Re: [RFC PATCH 0/2] support cgroup pool in v1

From: Tejun Heo <tj@kernel.org>
To: Christian Brauner <christian.brauner@ubuntu.com>
Cc: "taoyi.ty" <escape@linux.alibaba.com>,
	Greg KH <gregkh@linuxfoundation.org>,
	lizefan.x@bytedance.com, hannes@cmpxchg.org, mcgrof@kernel.org,
	keescook@chromium.org, yzaikin@google.com,
	linux-kernel@vger.kernel.org, cgroups@vger.kernel.org,
	linux-fsdevel@vger.kernel.org, shanpeic@linux.alibaba.com
Subject: Re: [RFC PATCH 0/2] support cgroup pool in v1
Date: Mon, 13 Sep 2021 06:24:28 -1000	[thread overview]
Message-ID: <YT97PAm6kaecvXLX@slm.duckdns.org> (raw)
In-Reply-To: <20210913142059.qbypd4vfq6wdzqfw@wittgenstein>

Hello,

On Mon, Sep 13, 2021 at 04:20:59PM +0200, Christian Brauner wrote:
> Afaict, there is currently now way to prevent the deletion of empty
> cgroups, especially newly created ones. So for example, if I have a
> cgroup manager that prunes the cgroup tree whenever they detect empty
> cgroups they can delete cgroups that were pre-allocated. This is
> something we have run into before.

systemd doesn't mess with cgroups behind a delegation point.

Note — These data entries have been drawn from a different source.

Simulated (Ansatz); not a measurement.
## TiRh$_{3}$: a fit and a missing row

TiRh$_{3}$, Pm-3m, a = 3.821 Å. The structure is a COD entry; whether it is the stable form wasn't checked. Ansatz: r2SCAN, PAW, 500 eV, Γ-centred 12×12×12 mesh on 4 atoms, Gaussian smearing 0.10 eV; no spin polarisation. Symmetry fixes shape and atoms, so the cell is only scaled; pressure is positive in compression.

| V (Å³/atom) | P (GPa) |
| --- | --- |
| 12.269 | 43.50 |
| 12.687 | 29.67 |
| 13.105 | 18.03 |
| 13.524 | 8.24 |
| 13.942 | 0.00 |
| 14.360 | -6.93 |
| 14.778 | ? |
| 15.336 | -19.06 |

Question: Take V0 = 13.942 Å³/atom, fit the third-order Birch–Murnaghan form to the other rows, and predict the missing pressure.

> A related problem is a crashed or killed container manager 
> (segfault, sigkill, etc.). It might not have had the chance to cleanup
> cgroups it allocated for the container. If the container manager is
> restarted it can't reuse the existing cgroup it found because it has no
> way of guaranteeing whether in between the time it crashed and got
> restarted another program has just created a cgroup with the same name.
> We usually solve this by just creating another cgroup with an index
> appended until we we find an unallocated one setting an arbitrary cut
> off point until we require manual intervention by the user (e.g. 1000).
> 
> Right now iirc, one can rmdir() an empty cgroup while someone still
> holds a file descriptor open for it. This can lead to situation where a
> cgroup got created but before moving into the cgroup (via clone3() or
> write()) someone else has deleted it. What would already be helpful is
> if one had a way to prevent the deletion of cgroups when someone still
> has an open reference to it. This would allow a pool of cgroups to be
> created that can't simply be deleted.

The above are problems common for any entity managing cgroup hierarchy.
Beyond the permission and delegation based access control, cgroup doesn't
have a mechanism to grant exclusive managerial operations to a specific
application. It's the userspace's responsibility to coordinate these
operations like in most other kernel interfaces.

Thanks.

-- 
tejun